Here’s a tiresome topic that we never seem to get tired of:
I just got done going through your Big CI Book. I found it incredibly useful as my Spanish department is getting to make “the shift” to CI/IPA. We are still working through our many questions and strategies for our big move for next year.
I am fully on board that CI is the way to go for authentic acquisition of the language, but at what point does language structure and grammar come in to play? I am sure that many students leave CI programs speaking, writing and communicating beautifully. What happens to those kids when they get to college Spanish and are expected to know grammar terms and uses? Many college placement tests are grammar driven. Do you have any data to support the CI cause for Spanish college students?
The short answer is that, in my view, we must do what we think is best and what is right for the kids. So many kids aren’t privileged to attend college – they just want something or someone to tell them they are good at something before they set out on a lifetime of minimum wage jobs. We can do that.

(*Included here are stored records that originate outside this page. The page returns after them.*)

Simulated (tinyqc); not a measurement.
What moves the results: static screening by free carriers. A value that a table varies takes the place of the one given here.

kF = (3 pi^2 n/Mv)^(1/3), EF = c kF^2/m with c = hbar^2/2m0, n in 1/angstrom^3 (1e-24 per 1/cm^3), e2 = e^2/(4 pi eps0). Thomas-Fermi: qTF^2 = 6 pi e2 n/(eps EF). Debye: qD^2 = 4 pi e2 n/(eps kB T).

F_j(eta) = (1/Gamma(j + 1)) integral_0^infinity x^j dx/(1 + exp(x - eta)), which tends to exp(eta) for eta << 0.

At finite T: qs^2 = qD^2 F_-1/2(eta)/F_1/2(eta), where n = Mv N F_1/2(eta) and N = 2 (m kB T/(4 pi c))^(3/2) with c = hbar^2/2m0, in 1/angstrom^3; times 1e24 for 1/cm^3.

But there are other ways to answer this question. My experience after 24 years teaching AP French Lang and Lit and now 15 using CI (not TPRS since I have broken with those people) is that the college bound kids can meet the grammar demands in college w little effort. I just stop stories in Feb. of their senior year and teach for college and they are fine. But when they learn the grammar in this way, it is authentically, because they already know it (read: didn’t memorize for tests, actually know the language). It does make sense, doesn’t it, to only learn the grammatical aspects of a language after one actually knows the language?
I would ask, at what point will the university people ever be able to see the truth about their instruction? How long can you use a PhD to hide from the research about how people in fact learn languages?